The Josephus Problem in both Directions.

Here we are going to introduce the Josephus Problem in both directions. This variant of the Josephus Problem has been introduced by the authors in [1].

Definition 2.1   In this variant of the Josephus Problem two numbers are to be removed at the same time, but two processes of elimination go for different directions. Let $n$ and $k$ be natural numbers such that $k \geq 2$. Suppose that there are $n$-numbers. Then the first process of elimination starts counting up from the first number and remove the $k$-th, $2k$-th, $3k$-th number, ... . The second process counts down from the $n$-th number and remove the $(n-k+1)$-th, $(n-2k+1)$-th, $(n-3k+1)$-th number, ... . We suppose that the first process comes first and the second process second at every stage. We denote the position of the survivor by $JI(n,k)$.

The authors studied this varinat of Josephus problem for $k=2$, and discovered some very interesting self-similarity in the problem. See [6]

Example 2.1   This is a Mathematica program to calculate $JI(n,k)$. The following Mathematica function $joseboth[n,rs]$ returns the value of $JI(n,k)$.

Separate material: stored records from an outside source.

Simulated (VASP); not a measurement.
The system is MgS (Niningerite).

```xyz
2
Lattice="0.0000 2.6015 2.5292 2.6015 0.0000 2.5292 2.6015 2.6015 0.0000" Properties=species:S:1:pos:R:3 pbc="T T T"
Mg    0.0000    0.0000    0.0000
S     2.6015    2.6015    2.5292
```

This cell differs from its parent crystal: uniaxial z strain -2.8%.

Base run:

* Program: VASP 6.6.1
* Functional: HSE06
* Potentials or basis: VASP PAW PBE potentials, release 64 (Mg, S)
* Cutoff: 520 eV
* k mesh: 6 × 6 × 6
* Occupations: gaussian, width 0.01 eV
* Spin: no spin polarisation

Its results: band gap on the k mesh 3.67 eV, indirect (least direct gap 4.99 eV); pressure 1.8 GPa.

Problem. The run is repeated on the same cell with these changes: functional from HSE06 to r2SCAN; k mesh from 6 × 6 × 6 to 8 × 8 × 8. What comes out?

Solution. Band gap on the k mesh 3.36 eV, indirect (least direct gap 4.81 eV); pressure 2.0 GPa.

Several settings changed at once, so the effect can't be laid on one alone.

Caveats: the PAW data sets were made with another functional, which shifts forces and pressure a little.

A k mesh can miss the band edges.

joseboth[m_, mm_] := Block[{t, p, q, u, v, w}, w = mm - 1;
 t = Range[m];
 p = t;
 q = t;
 Do[p = RotateLeft[p, w];
  u = First[p];
  p = Rest[p];
  q = Drop[q, Position[q, u][[1]]];
  If[Length[p] == 1, Break[],];
  q = RotateRight[q, w];
  v = Last[q];
  q = Drop[q, -1];
  p = Drop[p, Position[p, v][[1]]];
  If[Length[q] == 1, Break[],], {n, 1, Ceiling[m/2]}]; p[[1]]];

By using the Mathematica function in Example 2.1 we can make the list { JI(n,k), n = 1,2,... }.

Example 2.2   Graph 2.1 and Graph 2.2 are the graphs of the lists {$JI(n,2)$, n = 1,2,..,1024} and {$JI(n,2)$, n = 1,2,..,256}.
The horizontal coordinate is for the number of numbers in the game, and the vertical coordinate is for the number that remains.
Please compare these two graphs．They have the same shape, and hence these graphs seem to have Fractal behavior (self-similarity). Note that $1024:256$ = $4:1$. This can be seen as the ratio of the self-similarity of the graph.

Graph 2.1  

Graph 2.2  

The authors could prove that the graph of $JI(n,2)$ in Example 2.2 has the self-similarity with the ratio of $4:1$ in [6]. The authors have not proved the existence of the self-similarity for $k = 3,4,5,...$. As to these problems the authors are going to present only graphs, and the graphs seem to have the self-similarity.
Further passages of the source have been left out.